It's Still Not Funny: Thoughts on Sexist Jokes
From the title, the perception is almost expected. Another angry woman is writing a post. The underlying purpose of a joke is to amuse, while humor speaks of how something can cause amusement or be comical. With the definition out of the way, if a “go make me a sandwich” joke is only funny to a small proportion of people, we have to stop and question the legitimacy of the joke itself.
Some jokes are not universal. Making racist “jokes” can be funny in one group. If one person and other like-minded individuals were asked to make the same joke facing the entire population the joke encompasses and their supporters, they are unlikely to in fear of what would befall them. But somehow, when it is women and other marginalized groups, there seem not to be a similar reverence.
“It is just a joke,” and other dismissive remarks prove a point, but not the one the person intends. Dismissing a woman’s reaction, feeling and subsequent thoughts is the refusal to accept most of their humanity, especially if more than one woman (and other men) has pointed out the sexism in the joke. It also shows that the person cannot, or will not make a critical assessment of what makes the joke, well, offensive.
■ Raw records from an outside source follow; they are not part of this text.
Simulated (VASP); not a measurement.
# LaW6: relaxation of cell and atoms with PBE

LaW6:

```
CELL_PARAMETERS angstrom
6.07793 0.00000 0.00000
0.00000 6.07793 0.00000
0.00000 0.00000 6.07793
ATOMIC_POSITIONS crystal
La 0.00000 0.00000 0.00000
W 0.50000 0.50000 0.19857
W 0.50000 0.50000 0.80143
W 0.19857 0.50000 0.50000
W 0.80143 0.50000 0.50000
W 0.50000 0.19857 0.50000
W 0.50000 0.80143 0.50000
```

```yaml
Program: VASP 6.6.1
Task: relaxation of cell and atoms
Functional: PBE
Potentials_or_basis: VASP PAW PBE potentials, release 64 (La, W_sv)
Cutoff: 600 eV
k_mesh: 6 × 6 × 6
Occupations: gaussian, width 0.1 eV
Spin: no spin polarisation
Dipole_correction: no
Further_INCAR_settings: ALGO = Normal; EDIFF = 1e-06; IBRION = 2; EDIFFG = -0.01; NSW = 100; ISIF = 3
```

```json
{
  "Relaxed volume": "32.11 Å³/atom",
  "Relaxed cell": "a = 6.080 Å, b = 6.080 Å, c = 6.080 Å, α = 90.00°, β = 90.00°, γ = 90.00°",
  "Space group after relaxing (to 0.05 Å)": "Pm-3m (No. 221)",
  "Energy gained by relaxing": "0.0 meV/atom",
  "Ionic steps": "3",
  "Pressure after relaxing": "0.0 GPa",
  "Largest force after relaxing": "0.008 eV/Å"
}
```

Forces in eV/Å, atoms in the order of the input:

However, we need also to address the women. “Locker room banter” found some defending perpetrators as “just being boys” and it being normal. The narrative is the same happens everywhere; from a men’s barber shop Toronto has, to the men’s club in South Africa. The argument is, therefore, this: slavery, women’s inability to vote, segregation, ethnic cleansing, and religious wars were also once considered “normal.” The brushing off of something under the rug because it is the norm does not make it right. What it instead shows is the lack of moral courage to call a spade a spade, not a big spoon.
Perhaps these thoughts are in an echo chamber; maybe they will fall on the ears of those who can bring change. What the fact remains is that women cannot be complacent when it comes to correcting the men around us. While the responsibility of not telling a sexist joke falls on the person saying it, more women need to call it out and not stay silent. It is understandable that a lot of women have been taunted into silence, but conforming is more damaging. It affirms to the speaker they are right, or they can get away with it.
To the speaker still; sexist jokes are not funny. They have never been. They are an indication of their “okay-ness” with stereotyping, being discriminatory and prejudice towards women. If you are going to make a sexist joke at least own what you are. A sexist.